A collection of projects completed as part of Udacity's Data Analyst Nanodegree.
- Jupyter Data Analysis
- R Exploratory Data Analysis
- Tableau Visualization
- SQL Data Wrangling
- Inferential Statistics
- Scikit-Learn Machine Learning
Baseball Statistics
This project used Sean Lahman's Major League Baseball data set to investigate whether or not the level of professional baseball players had, overall, improved. The inquiry was limited from 1955 to 2017 and placed an emphasis on batter ability (measured with On-Base plus Slugging) and pitcher ability (measured with Fielding Independent Pitching).
No trend, positive or negative, was observed in player ability.
Environmental factors (like changing the strike zone) account for much more variability in statistics than player ability.
Uses Python, matplotlib, pandas, and numpy.
U.S. College Statistics
This project investigated a few key variables from College Scorecard, a dataset created by the U.S. Department of Education to evaluate universities across the nation. An emphasis was placed on four-year universities with variables related to admissions, finances, and location.
There appears to be a noticable trend relating tuition and five-year completion rates.
There is also a distinct correlation between funding type (public, non-profit, for-profit) and completion rate.
Uses R and ggplots.
U.S. College Statistics
This project focused specifically on for-profit universities. Unlike the R data exploration project (which used the same dataset), this project analyzed data across many years.
A Tableau Story which details some of the concerns surrounding for-profit universities.
Multiple interactive charts that can filtered by year.
OpenStreetMap Southwest Idaho
This project attempted to clean and organize a set of geographical data for Southwest Idaho.
Conversions between XML, CSV, and SQL data.
SQL queries and simple regular expressions.
Provided Stroop Effect Data
This project made use of descriptive and inferential statistics to analyze the significance of the Stroop Effect for a given set of data.
Formal report of statistical significance written in LaTeX.

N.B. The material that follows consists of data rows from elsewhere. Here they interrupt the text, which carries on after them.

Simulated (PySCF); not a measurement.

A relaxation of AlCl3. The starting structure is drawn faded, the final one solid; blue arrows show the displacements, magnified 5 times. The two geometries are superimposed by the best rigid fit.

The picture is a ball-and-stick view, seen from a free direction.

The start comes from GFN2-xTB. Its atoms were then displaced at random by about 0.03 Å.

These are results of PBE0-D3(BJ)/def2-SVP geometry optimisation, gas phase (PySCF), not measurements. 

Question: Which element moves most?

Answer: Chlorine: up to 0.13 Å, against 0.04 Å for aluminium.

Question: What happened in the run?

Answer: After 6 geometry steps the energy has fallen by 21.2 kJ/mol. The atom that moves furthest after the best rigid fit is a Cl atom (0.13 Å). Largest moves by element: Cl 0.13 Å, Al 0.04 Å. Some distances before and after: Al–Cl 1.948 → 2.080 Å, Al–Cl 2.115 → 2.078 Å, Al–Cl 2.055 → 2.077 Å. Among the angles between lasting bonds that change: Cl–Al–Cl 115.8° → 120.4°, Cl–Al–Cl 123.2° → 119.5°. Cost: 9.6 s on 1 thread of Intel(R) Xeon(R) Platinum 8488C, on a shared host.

Histograms generated with RStudio.
Data analyzed with Google Spreadsheets.
Enron Data
This project scanned a pool of Enron email data for patterns, then built a classifier to determine persons likely involved in illicit activities.
Multiple algorithms used with parameter tuning.
Charts illustrating the efficacy of particular features.
A writeup detailing the forms of assessment used (accuracy, precision, recall, F1).